Absolutely. I didn't watch the movie again, because it might have made me think too much. But I remembered it well enough to remember the tone, and that's all we needed to know. I kinda know the Coen brothers’ vibe pretty well, I've done a few things with them, so I didn't need to study up.
And frankly, my character didn't have to know any of it. I could have played that character without having ever seen a Coen brothers movie. It's the only character in the show that's completely set aside from what they did in that movie.
The rest of them at least have to have the accent.
I don't know if you're the kind of actor who goes back and tries to figure out your character's childhood and everything, but it strikes me that Lorne Malvo might not require that. He's an archetype and a mystery, and maybe you don't need to know what he was like in grade school.

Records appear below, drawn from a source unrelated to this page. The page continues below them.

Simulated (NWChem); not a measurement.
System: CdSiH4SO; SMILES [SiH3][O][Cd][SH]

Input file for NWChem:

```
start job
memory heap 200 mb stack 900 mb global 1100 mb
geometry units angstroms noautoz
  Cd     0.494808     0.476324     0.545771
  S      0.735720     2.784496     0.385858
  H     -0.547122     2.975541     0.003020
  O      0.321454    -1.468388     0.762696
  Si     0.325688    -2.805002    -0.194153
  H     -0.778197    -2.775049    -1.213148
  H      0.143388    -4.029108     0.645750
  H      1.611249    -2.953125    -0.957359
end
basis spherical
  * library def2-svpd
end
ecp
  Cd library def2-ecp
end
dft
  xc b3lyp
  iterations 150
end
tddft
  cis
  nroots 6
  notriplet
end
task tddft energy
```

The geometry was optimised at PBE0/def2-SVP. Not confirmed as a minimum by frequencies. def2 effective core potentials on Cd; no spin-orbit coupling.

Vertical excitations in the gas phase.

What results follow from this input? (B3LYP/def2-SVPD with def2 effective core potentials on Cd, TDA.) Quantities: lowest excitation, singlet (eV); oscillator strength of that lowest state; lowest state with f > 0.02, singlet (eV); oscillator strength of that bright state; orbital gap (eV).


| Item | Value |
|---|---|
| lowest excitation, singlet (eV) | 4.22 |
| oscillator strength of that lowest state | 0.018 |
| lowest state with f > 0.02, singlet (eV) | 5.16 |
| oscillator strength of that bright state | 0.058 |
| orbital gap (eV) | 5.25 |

You're right on the money. It's probably the first character I've ever played whose history I never thought about. I didn't have to. It's probably better that you don't. Since he doesn't have a conscience, he probably doesn't think about his past either. And so you just go out there and you do the job every day — as an actor, and as the character.
I've said it before, but he's a guy who lives more in the animal kingdom than with humankind. He's a predator. It's like when he meets the big guy, Sam Hess [Oliver Platt], in the first episode, he walks in, and Sam has got all these big thugs with him, but Malvo doesn't care. You know, even a bear an elephant doesn't want to get bitten by a cobra. They look at him and go, “That's a f—ing cobra. I better leave that thing alone.” He has this sort of mesmerizing thing, where people go “Wow, I think he's serious, I better do what he says.”
Is it tricky to create a guy who's that quiet but that commanding?
You have to have supreme confidence to do that. He has it as a character, so you have to have that confidence as an actor.
When you got the role, did you know where the story and the character was going?
More in a cosmic sense, you know what I mean? Not really the details. They didn't say, “In Episode 7 you get killed,” or anything like that. I don't think Noah had written, or maybe even thought out, 9 and 10. I don't know that he knew exactly how it was going to go.
So when did you find out?
Well, you got the episodes two at a time, because a director would do two episodes. But I purposely didn't look at ‘em until it was time. ‘Cause you know, you don't really know what's going to happen in life, so you kinda don't want to know what's going to happen in this.
In a movie, obviously, you've got to read the whole script. And in this case, since it's spread out, it was kinda cool to not know where it was headed.
Did you get any scripts where you thought, oh hell, I didn't see that coming?
Oh yeah, absolutely. [Laughs] There was always a sense of, I wonder who I turn out to be? Because these days in TV, there are no rules. It could be anything. It could all be a dream, it could be that some other guy is actually the bad guy, it could be anything. I was always a lot of fun when I read a new one.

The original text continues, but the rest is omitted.